Thursday, April 29, 2004

Hellen Chen, left, Cindy lng and Caitlyn Aradanas are kindergartners at Kauluwela School on Aala Street. Their teacher is Kelli Shirota. Under a proposed bill, children would need to turn age 5 by Aug. 1 to enter kindergarten starting in year 2006.

Proposal raises age
for kindergarten entry

A two-tiered system would bring
the isles in line with other states

Children would need to turn 5 by Aug. 1, 2006, to enter kindergarten that year, but those born later in the year could enroll in "junior kindergarten" at public schools, under a bill poised to pass out of a key legislative committee today.

Legislature 2004
Star-Bulletin Legislature Database
Star-Bulletin Legislature Guide
(PDF, 2.4 MB)
State Legislature: Bills
& Hawaii Revised Statutes

The proposal raises Hawaii's kindergarten age to be in line with the rest of the country while not shutting out younger children from the chance for early education in public schools.

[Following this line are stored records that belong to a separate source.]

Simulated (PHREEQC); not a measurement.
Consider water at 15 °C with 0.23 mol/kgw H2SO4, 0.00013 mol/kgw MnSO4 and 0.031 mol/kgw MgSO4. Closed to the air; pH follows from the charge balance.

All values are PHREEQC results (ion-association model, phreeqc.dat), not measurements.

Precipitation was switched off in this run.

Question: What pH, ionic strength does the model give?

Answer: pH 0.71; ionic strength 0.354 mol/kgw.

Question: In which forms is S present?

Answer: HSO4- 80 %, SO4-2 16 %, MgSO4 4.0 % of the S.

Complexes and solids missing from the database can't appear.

"Studies have shown that younger children placed in regular kindergarten oftentimes are labeled as slow or learning disabled, or just struggle," said the bill's sponsor, Sen. Norman Sakamoto (D, Salt Lake-Foster Village). "We're trying to help those kids get on the school bus instead of having to crawl after it and play catch-up for a number of years."

A proposed new draft of Senate Bill 17 would give the Department of Education a year and $100,000 to plan the new system, with another year to test it, before mandating it for the 2006-2007 school year.

Hawaii now allows children as young as 4 1/2 to start kindergarten, with a Dec. 31 cutoff date for them to turn 5, the latest in the country. Most states use an August or September cutoff for kindergarten entry. Top private schools in Hawaii generally require boys to reach age 5 by June 30 and girls by Sept. 30.

A few months can make a big difference in a child's readiness for today's academically oriented kindergartens. With Hawaii students being increasingly compared with their national counterparts, pressure has been growing to raise the kindergarten age in hopes of leveling the playing field.

But the push to raise the kindergarten age ran into opposition from parents who did not want to pay for another year of preschool and some educators who argued that keeping kids out of school longer was not the answer to shortfalls in student performance.

"We were concerned about the 'gap group' that would be excluded," said Alex Harris, policy director of the Good Beginnings Alliance. "We didn't want to be moving backwards and having the population that receives universally available public education shrink."

Creating the two-tiered kindergarten allays that concern, he said. "The legislative folks did a really nice job responding to our feedback and making kindergarten more developmentally appropriate," he said.

Because the roughly 5,000 students who would attend junior kindergarten are already accounted for in the public school system, the plan should not require wholesale changes in schools, Sakamoto said.

Overall school enrollment would not change, but different grade levels would shrink as the group of regular kindergartners starting in 2006 moves up through 12th grade. As that group is replaced by a full year's complement of students, the system could face higher costs to provide junior kindergarten.

Schools would have several options in creating the junior kindergartens, which will be explored over the next two years. They could set aside one or more classrooms, partner with a nearby public school to provide one, work with private providers or offer two tracks within one classroom.

Christian Li, foreground, and Noah Gelacio, right, playing with a Lego set, were among the Kauluwela School kindergartners in Kelli Shirota's class yesterday.

Junior kindergartners would move up to regular kindergarten after a year. The bill gives schools flexibility to assess students' readiness and move them into appropriate grade levels.

"We need to target the instruction to the level of the child," said Vern Dahl, a counselor at Maui's Kamalii School, which was cited by legislators as a model for the new system.

Kamalii assesses all new students and puts them in kindergarten classes geared to their abilities, with one functioning almost as a preschool. Children who are still struggling at the end of kindergarten get "the gift of an extra year" in a transitional first-grade class.

The school has seen its referrals to special education drop dramatically and its test scores rise under the system, which was introduced five years ago.

"Our model has worked for us," Dahl said. Children who might otherwise have felt like failures have become successful learners, he said, and high-achieving students have been challenged to even better performance.

At yesterday's committee meeting, legislators deferred the bill until today to make minor changes in language. If approved as expected at this afternoon's committee meeting, it will go to the full House and Senate for final votes.